Journey towards Lenten Season

Every year, Ash Wednesday denotes the beginning of Lent and is always 46 days before Easter Sunday. Lent is a 40-day season (not counting Sundays) marked by repentance, fasting, reflection, and ultimately celebration. The 40-day period represents Christ’s time of temptation in the wilderness, where he fasted and where Satan tempted him. Lent asks believers to set aside a time each year for similar fasting, marking an intentional season of focus on Christ’s life, ministry, sacrifice, and resurrection.

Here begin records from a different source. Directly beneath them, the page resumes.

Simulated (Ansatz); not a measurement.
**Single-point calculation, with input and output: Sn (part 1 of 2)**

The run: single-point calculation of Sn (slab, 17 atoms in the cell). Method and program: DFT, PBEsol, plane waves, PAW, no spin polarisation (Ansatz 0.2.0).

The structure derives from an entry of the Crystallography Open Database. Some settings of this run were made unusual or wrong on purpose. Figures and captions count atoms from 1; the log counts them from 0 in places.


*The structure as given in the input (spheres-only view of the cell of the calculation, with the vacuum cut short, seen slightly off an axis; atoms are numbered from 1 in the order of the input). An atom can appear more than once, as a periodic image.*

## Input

Lent is the period of 40 days which comes before Easter in the Christian calendar. Start on Ash Wednesday, Lent is a period of reflection and preparation before the festivities of Easter. By observing the 40 days of Lent, Christians redo Jesus Christ’s sacrifice and withdrawal into the desert for 40 days. Lent is marked by fasting, both from food and festivities.

Today, several Catholics fast and abstain only on Ash Wednesday and Friday of the Lord’s Passion and abstain from flesh meat on other Fridays of Lent, which is the least mandatory by the teachings of the Church. In early times, nevertheless, the forty-day period of Lent sometimes involved extended and more austere fasts, as some Catholics practice today. For example, some Catholics fasted each of the forty days (except for Sunday and sometimes Saturdays) up to the ninth hour or 3:00 p.m., which is the hour that Christ gave up his spirit on the cross (Matt 27:50). The intent was to unite one’s suffering through fasting to the passion of Christ. Since our Lord’s suffering ended at the ninth hour, so too was the fast ended at that hour. St. Athanasius recommended in his Festal Letter (AD 331) that Christians engage in a forty-day fast prior to a stricter fast during Holy Week.

Abstinence laws consider that meat comes only from animals such as chickens, cows, sheep or pigs–all of which live on land. Abstinence does not include meat juices and liquid foods made from meat. Thus, such foods as chicken broth, consommé, soups cooked or flavored with meat, meat gravies or sauces, as well as seasonings or condiments made from animal fat are technically not forbidden. However, moral theologians have traditionally taught that we should abstain from all animal-derived products (except foods such as gelatin, butter, cheese and eggs, which do not have any meat taste). Fish are a different category of animal. Salt and freshwater species of fish, amphibians, reptiles, (cold-blooded animals) and shellfish are permitted.

Throughout Lent, Catholics are also encouraged to carry out some sort of personal penance or abstinence. Examples include giving up sweets, a favorite TV show or not listening to the radio in the car on the way to work. Giving up these things isn’t some sort of endurance test, but these acts are done to draw the faithful closer to Christ.

For example, a person may give up his favorite TV show, but if he simply turns the television to another channel, the Lenten penance really does not mean as much. Instead, the person should consider devoting the spare time to prayer or perhaps his family.

Sundays during Lent are very important to Christians around the world. Where the Monday to Saturday of each of the six week as concerned with fasting and abstinence, the Sunday is a celebration symbolic on Jesus’ resurrection. Instead of fasting, Christians holds feast in the remembrance of the Lord’s sacrifice.